Obama hails from Illinois, the land of government. No other state can compare with Illinois when it comes to the various layers of government.
Is it no coincidence that Illinois is going broke? With all the help we Illinois taxpayers get from our various governments one might think we would be in good shape.
So to you Mr. President, I say, don’t make the rest of the country into your home state. It just doesn’t work.
Here’s an article by Peter Creticos that documents how Illinois became number one in the nation in the depth and breadth of government.

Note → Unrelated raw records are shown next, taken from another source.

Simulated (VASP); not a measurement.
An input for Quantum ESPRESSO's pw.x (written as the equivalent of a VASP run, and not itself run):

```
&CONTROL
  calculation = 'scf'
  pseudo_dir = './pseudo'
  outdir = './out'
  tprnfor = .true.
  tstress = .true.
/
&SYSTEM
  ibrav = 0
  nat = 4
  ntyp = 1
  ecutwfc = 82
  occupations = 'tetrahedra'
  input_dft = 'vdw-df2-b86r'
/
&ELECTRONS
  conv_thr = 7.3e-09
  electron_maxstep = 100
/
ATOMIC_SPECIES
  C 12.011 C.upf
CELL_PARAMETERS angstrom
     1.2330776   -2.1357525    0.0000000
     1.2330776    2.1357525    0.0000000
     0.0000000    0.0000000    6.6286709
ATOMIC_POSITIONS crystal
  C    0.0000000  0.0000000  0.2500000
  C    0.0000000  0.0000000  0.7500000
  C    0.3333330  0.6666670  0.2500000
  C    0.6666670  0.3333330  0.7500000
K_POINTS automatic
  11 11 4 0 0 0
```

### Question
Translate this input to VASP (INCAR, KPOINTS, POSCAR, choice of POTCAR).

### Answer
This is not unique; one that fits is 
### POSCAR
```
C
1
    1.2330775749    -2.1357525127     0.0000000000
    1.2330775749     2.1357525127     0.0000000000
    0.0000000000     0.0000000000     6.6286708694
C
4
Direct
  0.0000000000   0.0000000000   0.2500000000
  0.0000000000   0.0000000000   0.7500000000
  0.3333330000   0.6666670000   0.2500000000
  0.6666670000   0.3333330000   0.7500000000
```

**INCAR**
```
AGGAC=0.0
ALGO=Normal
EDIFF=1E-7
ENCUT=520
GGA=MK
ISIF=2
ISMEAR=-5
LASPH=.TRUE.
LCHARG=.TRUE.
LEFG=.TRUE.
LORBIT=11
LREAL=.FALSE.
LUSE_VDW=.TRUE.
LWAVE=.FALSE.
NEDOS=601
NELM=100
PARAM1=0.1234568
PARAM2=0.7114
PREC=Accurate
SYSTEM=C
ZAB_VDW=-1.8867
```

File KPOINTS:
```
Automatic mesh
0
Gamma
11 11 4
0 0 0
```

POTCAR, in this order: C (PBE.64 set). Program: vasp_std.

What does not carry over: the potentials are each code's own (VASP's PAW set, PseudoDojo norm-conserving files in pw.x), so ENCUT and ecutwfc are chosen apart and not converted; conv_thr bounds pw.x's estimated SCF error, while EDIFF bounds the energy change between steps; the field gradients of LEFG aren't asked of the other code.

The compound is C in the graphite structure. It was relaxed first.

A true love story: the Illinois government glut
More bodies of Illinois government than any other state — by a long shot
Illinoisans are in love with government – lots and lots of governments. So many governments – more than 8,400 – that not even rabbits can keep up. Lay on top of this how much Illinoisans love elections, and we are probably the most represented people on the face of the planet. This is especially true in the Chicago metropolitan area, which accounts for 1,723 units of government. It is not quite to the point that we can describe the number of elected officials in the metro area by the square foot, but it seems that we are getting close.
So Illinois is a paragon of democracy? Well not quite. The proof? If you are a Chicagoan, name every position and person who you elect to the city council, the Illinois House and Senate, Congress, the Cook County Board of Commissioners, Cook County-wide offices, the Board of Review, and the Metropolitan Water Reclamation District. If you are in the suburbs, add to this list your school board or boards, the community college board, the library board, the park district board, the township, and maybe one or two other special districts. When you have a problem, whom do you call?
A simple map by the Chicago Metropolitan Agency for Planning drives home the point. It uses Cook County as the example, but this is not about Cook County – the rest of Illinois is just as chopped up.
The colored or shaded areas are municipalities or unincorporated Cook County respectively. The lines are those of all other taxing districts.
You see that Chicago looks really clean – which makes sense since the Chicago Public Schools, the City Colleges of Chicago and the Park District, while legally independent bodies, are run by mayoral appointees and the boundaries are the same as the City.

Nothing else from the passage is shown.